Question: how does the router know which host to forward returning traffic if all devices have the same public IP address?
A table mapping a (external IP, external port) tuple to an (internal IP, internal port) tuple. When the device sends a packet, the router will randomly choose an external port to use, and when the response packet arrives, it can simply map this to the device’s internal IP and port.
The port number is a 16 bit field, so it theoretically allows over 60,000 simultaneous connections.
Controversy:
- Port numbers address processes, not hosts
- Port numbers are layer 4; routers should only process up to layer 3
- Violates end-to-end agreement; hosts no longer talk directly to each other
- IPv6 is a better solution
IPv6
Motivations:
- IPv4 address space getting full
- Header format helps speed up processing/forwarding
- Facilitates QoS
Datagram Format
IPv6 is simpler; no fragmentation, no checksums, fixed length (40 bytes) header:
- Version (4), value 6
- Traffic class (8): facilitates QoS
- Flow label (20): packet identifier
- Payload length (16): length of payload in bytes
- Next header (8): type of next (upper-layer) header (e.g. TCP, UDP)
- Hop limit (8): TTL
- Source address (128)
- Destination address (128)
- Payload
Transition
Old devices only support IPv4, and some routers cannot be upgraded. Hence, ‘flag days’, where the world switches protocol on some specified day, will not work.

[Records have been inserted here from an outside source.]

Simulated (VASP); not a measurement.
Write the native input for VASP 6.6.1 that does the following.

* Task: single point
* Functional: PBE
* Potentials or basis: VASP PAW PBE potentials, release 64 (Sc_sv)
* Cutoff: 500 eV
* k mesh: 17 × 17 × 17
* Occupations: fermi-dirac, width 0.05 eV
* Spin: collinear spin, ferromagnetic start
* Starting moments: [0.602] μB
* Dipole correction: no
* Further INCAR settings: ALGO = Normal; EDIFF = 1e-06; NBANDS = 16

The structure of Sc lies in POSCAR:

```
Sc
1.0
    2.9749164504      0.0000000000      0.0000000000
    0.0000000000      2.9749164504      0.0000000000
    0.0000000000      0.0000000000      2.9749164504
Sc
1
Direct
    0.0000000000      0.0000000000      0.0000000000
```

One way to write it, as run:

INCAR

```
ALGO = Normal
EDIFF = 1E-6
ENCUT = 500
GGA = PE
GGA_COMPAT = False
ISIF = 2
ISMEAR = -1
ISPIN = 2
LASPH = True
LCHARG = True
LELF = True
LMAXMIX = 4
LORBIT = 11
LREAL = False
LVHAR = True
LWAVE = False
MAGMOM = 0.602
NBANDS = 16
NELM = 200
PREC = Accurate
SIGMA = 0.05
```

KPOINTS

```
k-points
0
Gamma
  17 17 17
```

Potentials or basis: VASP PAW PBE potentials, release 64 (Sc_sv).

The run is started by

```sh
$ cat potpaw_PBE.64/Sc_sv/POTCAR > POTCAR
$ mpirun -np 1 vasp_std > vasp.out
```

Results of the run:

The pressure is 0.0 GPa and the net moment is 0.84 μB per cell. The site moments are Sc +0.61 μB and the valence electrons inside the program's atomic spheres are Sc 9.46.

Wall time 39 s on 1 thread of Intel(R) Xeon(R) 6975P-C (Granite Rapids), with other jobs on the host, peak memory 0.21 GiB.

With a dual-stack approach, all IPv6 nodes also have complete IPv4 implementations, allowing packets to be transformed in both directions as it is routed. This loses IPv6 or IPv4 specific fields.
Another approach is tunnelling: stuff the whole IPv6 datagram as the payload of a IPv4 datagram. If the packet is small enough and DF is set, a IPv6 router can then parse the payload and forward it as a IPv6 packet.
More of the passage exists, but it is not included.